Query trillion row datasets in Object Storage for a few cents using ClickHouse.
We aim to test the cost efficiency and performance of ClickHouse in querying files in object storage.
To this end, this repository contains Pulumi code to deploy a ClickHouse cluster in Cloud providers of a specified instance type, run a configured query against object storage, and shut the cluster down. The objective is to ensure this cost is as low as possible. In most cases (assuming pricing is linear), this should also mean faster queries.
For each cloud provider, the approach can differ, e.g., for AWS, we use spot instances.
- AWS - AWS using configurable spot instances.
Any query should not require data to be loaded into ClickHouse i.e. it should query data in object storage via functions such as the s3Cluster function. The query is configurable for providers.
Available at s3://coiled-datasets-rp/1trc
. Requires requester to pay. This can be queried as shown below:
SELECT * FROM s3Cluster('default','https://coiled-datasets-rp.s3.us-east-1.amazonaws.com/1trc/measurements-*.parquet', '<AWS_ACCESS_KEY_ID>', '<AWS_SECRET_ACCESS_KEY>', headers('x-amz-request-payer' = 'requester'))
To avoid data transfer costs, ensure you query from us-east-1
.
For an example, see ClickHouse and The One Trillion Row Challenge. This queries 1 trillion rows for $0.56 in S3.
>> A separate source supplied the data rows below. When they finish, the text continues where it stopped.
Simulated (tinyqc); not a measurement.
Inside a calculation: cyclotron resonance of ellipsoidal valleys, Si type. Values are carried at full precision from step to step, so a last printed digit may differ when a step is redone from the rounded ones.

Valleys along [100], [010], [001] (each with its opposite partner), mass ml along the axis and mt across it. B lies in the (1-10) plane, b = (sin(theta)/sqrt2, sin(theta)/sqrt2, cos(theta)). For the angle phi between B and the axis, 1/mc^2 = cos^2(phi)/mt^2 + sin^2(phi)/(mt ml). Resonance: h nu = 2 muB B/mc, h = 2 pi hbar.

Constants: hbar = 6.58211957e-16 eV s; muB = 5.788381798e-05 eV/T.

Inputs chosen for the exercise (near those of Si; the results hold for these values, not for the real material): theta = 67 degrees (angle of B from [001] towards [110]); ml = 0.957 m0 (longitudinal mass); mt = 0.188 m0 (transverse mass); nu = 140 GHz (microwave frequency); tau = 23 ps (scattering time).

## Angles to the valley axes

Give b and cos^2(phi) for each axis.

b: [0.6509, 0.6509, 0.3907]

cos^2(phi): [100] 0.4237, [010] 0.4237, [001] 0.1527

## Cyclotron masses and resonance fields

The original work was inspired by https://github.com/coiled/1trc which in turn was inspired by Gunnar Morling's one billion row challenge.
Contributions are welcome to improve the code for a provider. This can include making providers more flexible or ensuring resources are deployed and destroyed faster.
For simplicity, we request all orchestration codes be in Pulumi.